04/08/2026 | Press release | Distributed by Public on 04/08/2026 08:59
NEW YORK - April 8, 2026 - ACM, the Association for Computing Machinery, today named Matei Zaharia as the recipient of the ACM Prize in Computing for his visionary development of distributed data systems and computing infrastructure, which has enabled large-scale machine learning, analytics, and AI at global scale.
The ACM Prize in Computing recognizes early-to-mid-career computer scientists whose work has had broad and lasting impact. The award carries a $250,000 prize, with financial support provided by an endowment from Infosys Ltd, a global leader in next-generation digital services and consulting.
Zaharia's work addressed a central challenge in computing: how to work with and analyze rapidly growing volumes of data efficiently, and at a scale previously accessible only to the largest technology companies. Early distributed data systems were limited in speed and poorly suited to emerging workloads such as machine learning and interactive analysis. Through a sequence of open-source systems, each targeting a distinct bottleneck, Zaharia changed what any organization could do with massive datasets.

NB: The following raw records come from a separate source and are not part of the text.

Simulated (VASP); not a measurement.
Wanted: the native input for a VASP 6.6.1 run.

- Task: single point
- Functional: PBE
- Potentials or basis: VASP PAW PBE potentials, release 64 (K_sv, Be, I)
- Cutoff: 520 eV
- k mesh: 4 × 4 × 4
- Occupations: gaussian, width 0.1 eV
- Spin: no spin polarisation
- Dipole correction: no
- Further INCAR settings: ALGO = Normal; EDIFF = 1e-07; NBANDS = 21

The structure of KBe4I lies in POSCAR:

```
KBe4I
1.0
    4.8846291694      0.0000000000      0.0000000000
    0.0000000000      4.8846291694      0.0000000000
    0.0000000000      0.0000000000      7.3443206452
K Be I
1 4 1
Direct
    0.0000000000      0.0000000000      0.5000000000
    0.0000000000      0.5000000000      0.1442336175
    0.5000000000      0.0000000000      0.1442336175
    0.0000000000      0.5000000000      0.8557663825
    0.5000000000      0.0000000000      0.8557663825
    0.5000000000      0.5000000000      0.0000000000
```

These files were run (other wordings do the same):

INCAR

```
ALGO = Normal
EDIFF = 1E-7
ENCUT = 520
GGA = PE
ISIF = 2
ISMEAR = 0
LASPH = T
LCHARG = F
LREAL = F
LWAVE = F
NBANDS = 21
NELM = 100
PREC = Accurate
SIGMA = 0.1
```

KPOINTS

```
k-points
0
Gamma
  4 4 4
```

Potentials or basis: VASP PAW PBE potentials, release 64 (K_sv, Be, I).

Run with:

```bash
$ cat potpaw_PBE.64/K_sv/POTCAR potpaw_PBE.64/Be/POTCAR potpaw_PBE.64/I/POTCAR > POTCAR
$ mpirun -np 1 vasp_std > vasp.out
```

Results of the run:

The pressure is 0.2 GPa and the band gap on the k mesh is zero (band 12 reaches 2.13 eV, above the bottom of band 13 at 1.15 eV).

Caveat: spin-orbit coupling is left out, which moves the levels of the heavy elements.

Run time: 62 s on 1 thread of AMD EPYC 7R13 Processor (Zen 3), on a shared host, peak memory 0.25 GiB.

As a doctoral student at UC Berkeley, Zaharia started Apache Spark, a new approach to distributed computing that reliably leverages memory to accelerate computations. This design made Spark dramatically faster than existing frameworks for the kinds of iterative computations essential to machine learning, while its unified architecture allowed batch processing, streaming, graph computation, and interactive queries to run within a single system. Spark quickly moved from research into widespread use and is now the de facto standard for large-scale data analytics, deployed across tens of thousands of organizations and integrated into major cloud platforms. Zaharia's doctoral dissertation on Spark received the ACM Doctoral Dissertation Award in 2014.
With the shift to the cloud, Zaharia turned to a different problem: the lack of reliability and consistency in sprawling cloud data lakes - or the massive, centralized, and often unmanaged repositories storing vast amounts of raw data. He co-developed Delta Lake to bring transactional guarantees and principled data management to cloud object stores, making data pipelines more dependable and enabling a new class of architecture - the data lakehouse - that combines the flexibility of data lakes with the reliability of traditional data warehouses. Delta Lake is now widely adopted across industries, handling exabytes of data daily.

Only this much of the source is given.